Introduction
Moving from Microsoft Foundation Classes (MFC) to .NET, Microsoft greatly simplified the process of serialization - that is storing object properties to a file or other stream destination. In .NET, making your objects serializable requires no more than adding the [Serializable]
attribute to the class - both for binary files and for XML. In MFC, making your objects serializable required actually implement the function to write values to the stream. XML is not even supported. Versioning of objects is also simplified in .NET. Versioning is done automatically, and works as long as you don't change property names or remove properties. MFC had a built in versioning mechanism, but it was not trustworthy, and experienced MFC programmers learned to implement their own versioning mechanism.
If .NET Serialization is so easy, then why go through the trouble to implement MFC-style serialization?
- One reason is speed. Serialization in .NET relies on reflection which reduces performance. This project includes a test application which shows how for large numbers of objects in a complex hierarchy, MFC style serialization implemented here can be as much as ten times faster than standard .NET serialization.
- The second reason is control. MFC-style serialization gives you much greater control over the serialization process. (Actually, .NET also gives you full control over the process, but in a different way).
- The third reason, and much more compelling, is that this project forms the basis of Part 2, where we use .NET to read objects serialized using MFC, including proper conversion of
CString
, COleDateTime
, and COleCurrency
to .NET types. This is important functionality for anyone planning on migrating an MFC application to .NET, and perhaps something MS should have provided from the days of .NET 1.1.
MFC serialization itself is a fairly complex topic - at least if you want to make it work reliably in a production environment. I imagine that the only programmers interested in this method are those already familiar with MFC serialization. Therefore, I will assume such knowledge as prerequisite.
The Archive Class
The heart of MFC serialization is the CArchive
class. Any object that is to be serialized has some function that looks like:
void CSomeObject::Serialize(CArchive& ar)

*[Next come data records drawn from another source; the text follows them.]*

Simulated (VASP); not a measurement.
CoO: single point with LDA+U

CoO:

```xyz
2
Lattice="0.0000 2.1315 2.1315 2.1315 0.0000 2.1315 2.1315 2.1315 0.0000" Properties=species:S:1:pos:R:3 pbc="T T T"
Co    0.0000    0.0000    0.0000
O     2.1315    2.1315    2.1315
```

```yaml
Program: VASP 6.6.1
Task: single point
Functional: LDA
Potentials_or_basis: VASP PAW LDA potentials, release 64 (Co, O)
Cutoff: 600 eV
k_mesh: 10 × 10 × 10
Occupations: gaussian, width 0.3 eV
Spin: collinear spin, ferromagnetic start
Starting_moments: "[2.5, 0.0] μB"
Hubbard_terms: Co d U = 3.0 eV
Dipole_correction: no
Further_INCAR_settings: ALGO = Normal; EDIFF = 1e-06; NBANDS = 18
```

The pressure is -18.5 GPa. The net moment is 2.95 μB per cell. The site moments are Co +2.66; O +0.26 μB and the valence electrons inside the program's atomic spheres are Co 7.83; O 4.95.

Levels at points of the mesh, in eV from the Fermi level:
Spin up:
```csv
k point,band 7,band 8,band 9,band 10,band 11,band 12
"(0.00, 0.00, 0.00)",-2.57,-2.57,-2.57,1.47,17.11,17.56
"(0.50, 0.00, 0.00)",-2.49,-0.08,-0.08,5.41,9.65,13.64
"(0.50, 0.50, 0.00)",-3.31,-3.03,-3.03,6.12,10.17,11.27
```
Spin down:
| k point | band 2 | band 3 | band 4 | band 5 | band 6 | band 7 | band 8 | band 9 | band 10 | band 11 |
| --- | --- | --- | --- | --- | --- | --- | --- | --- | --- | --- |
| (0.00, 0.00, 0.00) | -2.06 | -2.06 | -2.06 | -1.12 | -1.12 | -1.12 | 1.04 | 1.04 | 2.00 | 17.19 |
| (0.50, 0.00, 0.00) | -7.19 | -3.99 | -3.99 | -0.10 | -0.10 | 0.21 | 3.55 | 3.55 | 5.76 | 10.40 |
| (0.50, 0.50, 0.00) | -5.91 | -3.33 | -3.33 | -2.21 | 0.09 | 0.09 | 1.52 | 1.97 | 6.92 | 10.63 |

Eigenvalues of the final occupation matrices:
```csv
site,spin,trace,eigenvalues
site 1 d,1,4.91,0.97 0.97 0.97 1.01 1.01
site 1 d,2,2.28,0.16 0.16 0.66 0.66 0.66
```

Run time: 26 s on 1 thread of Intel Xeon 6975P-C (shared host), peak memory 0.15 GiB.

This function uses the CArchive
parameter to actually write member values to the stream.
For the .NET implementation, the logical place to start is to create a similar class called Archive
. This class accepts a System.IO.Stream
object as a parameter to the constructor. Then using read/write functions for different types, reads/writes the datum to/from the stream.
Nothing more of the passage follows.